DevOps stands for breaking through the Dev and Ops silos and aligning the goals of these two different parts of an organization. It’s actually always been a name for what we’re trying to do, which is breaking silos and thinking in value streams rather than technical expertise. And there’s actually more than only Dev and Ops.
Highlights
- Breaking through silos and thinking in value streams requires more than just Dev and Ops: an integrated approach.
- New initiatives, such as DevSecOps and BizDevOps, are emerging more and more.
- Cultural and behavioral change within organizations is at least as important as technology.
The history of DevOps
“DevOps in the Enterprise”, or “DevOps at Scale,” has a history as long as DevOps itself. While the benefits of DevOps are well understood and significant productivity and speed gains have been achieved by organizations of all sizes, these benefits have not been widely realized when implemented in large organizations.

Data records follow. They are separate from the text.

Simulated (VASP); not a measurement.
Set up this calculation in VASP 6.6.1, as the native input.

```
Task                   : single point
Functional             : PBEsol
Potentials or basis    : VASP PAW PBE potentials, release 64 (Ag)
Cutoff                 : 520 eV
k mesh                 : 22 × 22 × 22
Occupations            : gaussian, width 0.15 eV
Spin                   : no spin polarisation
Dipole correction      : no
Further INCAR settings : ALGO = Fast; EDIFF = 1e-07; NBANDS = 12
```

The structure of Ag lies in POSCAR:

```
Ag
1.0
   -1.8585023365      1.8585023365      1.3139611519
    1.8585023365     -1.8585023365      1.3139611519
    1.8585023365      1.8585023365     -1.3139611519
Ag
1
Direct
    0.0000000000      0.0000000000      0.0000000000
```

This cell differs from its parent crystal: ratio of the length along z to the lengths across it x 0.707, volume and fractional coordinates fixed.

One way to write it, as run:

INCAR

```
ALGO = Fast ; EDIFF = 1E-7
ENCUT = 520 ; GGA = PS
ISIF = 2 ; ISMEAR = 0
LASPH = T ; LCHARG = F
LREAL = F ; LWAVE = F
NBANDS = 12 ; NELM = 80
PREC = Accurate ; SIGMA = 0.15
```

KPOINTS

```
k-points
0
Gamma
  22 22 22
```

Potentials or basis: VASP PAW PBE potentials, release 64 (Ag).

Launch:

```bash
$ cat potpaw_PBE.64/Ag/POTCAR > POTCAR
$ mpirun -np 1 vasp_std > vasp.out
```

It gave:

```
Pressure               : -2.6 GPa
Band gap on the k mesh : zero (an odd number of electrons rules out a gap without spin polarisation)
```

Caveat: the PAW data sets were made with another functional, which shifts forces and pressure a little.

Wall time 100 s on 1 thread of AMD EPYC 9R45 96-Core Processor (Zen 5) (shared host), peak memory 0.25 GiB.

Many organizations worked on local optimizations to help individuals and teams develop, test and deploy their code better and faster. For example, teams were
created to manage the organization’s DevOps tooling. This organization-specific approach also resulted in faster and more organization-specific obstacles, which
made DevOps not really successful.
An integrated approach is required
DevOps is increasingly becoming an integrated approach to business operations. Why? The use of DevOps adds value to organizations. DevOps insights helps in bridging the gap between development and operations. But the need to improve goes beyond development and operations. Adaptability, the incorporation of quality and thus continuous coordination, and integration from the business domain, security, architecture, data and external suppliers are also required. This means that the value stream (value chain in the entire production process) will
become increasingly leading.
BizDevOps
You can see that more and more new initiatives are emerging, such as DevSecOps and BizDevOps. BizDevOps bridges the gap between business and DevOps. More cooperation during the development cycle leads to a quick and efficient result, with much more added value for the business. These terms indicate that an integrated approach is crucial for success.
Driven by value streams
This is driven by the end user: the organization is dealing with a customer who goes through the process and the organization has to deliver something at the end. IT management often struggles to keep up with end-user demands for speed, quality and availability. Only an integrated approach, in which organizing the right processes, technology and new ways of working are stated, will bring success.
Impact on People, Processes and Technology
Within DevOps transformations, there is often a lot of focus on technology. But culture and behavioral change are at least as important when it comes to creating high-performance teams.
More focus on cultural change
There will be more focus on optimizing the processes and the cultural change that is the basis for improving the performance of organizations. A DevOps trajectory itself can therefore also be a multidisciplinary trajectory. The various experts learn from each other and new insights will pop up through cross-pollination.
The focus on technology is becoming more and more unnecessary
DevOps has never really been a technological change. The emphasis has often been on technological change, but the intention has always been to deliver value. Of course, automation and Continuous Delivery are important to achieve this, but certainly not the goal in itself. Now that DevOps is being used more widely, this is becoming increasingly important. The technology has reached a certain level or standard so that all attention no longer has to go there. This makes it possible to really pursue the goal of DevOps.
Conclusion
This trend will only continue in the future. For an effective deployment and use of DevOps, a total vision of the value stream is necessary. Around this, teams are formed that have everything in-house to help the customer in that area. DevOps is therefore much more than processes and technology; for the success of DevOps in organizations it is important to make the link with the organizational dimension (performance factor) and the behavior and attitude dimension (people factor).